With the increasingly fierce competition in textile market, how to reduce weaving cost and energy consumption of air-jet loom manufacturers has become a new important issue. The energy consumption of air-jet loom machine
is mainly air consumption, which can be roughly divided into three parts: energy consumption of air supply system, energy consumption of air use system and other auxiliary energy consumption, especially the former two consume most air.
Air-jet loom machine mainly consumes air, which accounts for about 72% of its energy consumption, while auxiliary nozzle accounts for more than 80% of its air consumption. To reduce the air consumption of air-jet looms, it is necessary to reduce the air consumption of auxiliary nozzles. It is necessary to take comprehensive and systematic measures to comprehensively consider the pressure of auxiliary nozzles, the spacing of auxiliary nozzles, the number of auxiliary nozzles controlled by solenoid valve, the configuration of gas storage tanks, the selection of the hole type of auxiliary nozzles, the adjustment of injection angle and injection direction angle. Among them, the reasonable determination of auxiliary nozzle pressure and the selection of energy-saving auxiliary nozzle are particularly significant for reducing gas consumption.

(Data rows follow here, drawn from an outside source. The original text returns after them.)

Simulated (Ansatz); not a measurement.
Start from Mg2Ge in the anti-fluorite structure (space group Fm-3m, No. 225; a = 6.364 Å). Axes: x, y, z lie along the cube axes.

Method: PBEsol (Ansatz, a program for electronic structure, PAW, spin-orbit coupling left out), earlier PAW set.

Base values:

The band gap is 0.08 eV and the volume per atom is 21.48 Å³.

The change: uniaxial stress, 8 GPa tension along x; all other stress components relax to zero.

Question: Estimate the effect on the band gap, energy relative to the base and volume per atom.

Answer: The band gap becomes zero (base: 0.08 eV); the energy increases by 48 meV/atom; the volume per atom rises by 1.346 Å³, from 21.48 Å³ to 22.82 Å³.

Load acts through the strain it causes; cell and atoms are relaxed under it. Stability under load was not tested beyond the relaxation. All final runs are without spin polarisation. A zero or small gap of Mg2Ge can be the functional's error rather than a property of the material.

1. Minimize the pressure of auxiliary nozzle
Practice shows that the flow rate of the whole machine is related to the pressure of the main nozzle and the pressure of the auxiliary nozzle as follows: When the pressure of the main nozzle is constant, the flow rate of the auxiliary nozzle increases by 7.06 cubic meters per hour on average when the pressure of the auxiliary nozzle increases by 0.1 MPa. When the main nozzle pressure increases by 0.1 MPa, the flow rate of the whole machine increases by 1.3 cubic meters per hour on average, which is only 18.4% of the flow rate increased by 0.1 MPa of the auxiliary nozzle pressure. With the increase of the main nozzle pressure by 0.05 MPa, the weft arrival angle can be reduced by 4.43 degrees on average. That is to say, if the main nozzle pressure is increased by 0.1 MPa, the weft arrival angle can be reduced by 8.86 degrees on average, and if the auxiliary nozzle pressure is increased by 0.1 MPa, the weft arrival angle can only be reduced by 2.5 degrees on average. Therefore, in a certain range of main and auxiliary nozzle pressure, increasing the pressure of auxiliary nozzle requires a lot of increase in gas consumption. But it has little effect on reducing the weft arrival angle and increasing the weft flying speed.
Therefore, in the absence of weft shrinkage, it is necessary to minimize the pressure of auxiliary nozzle, which can not only save air consumption, but also reduce weft breakage.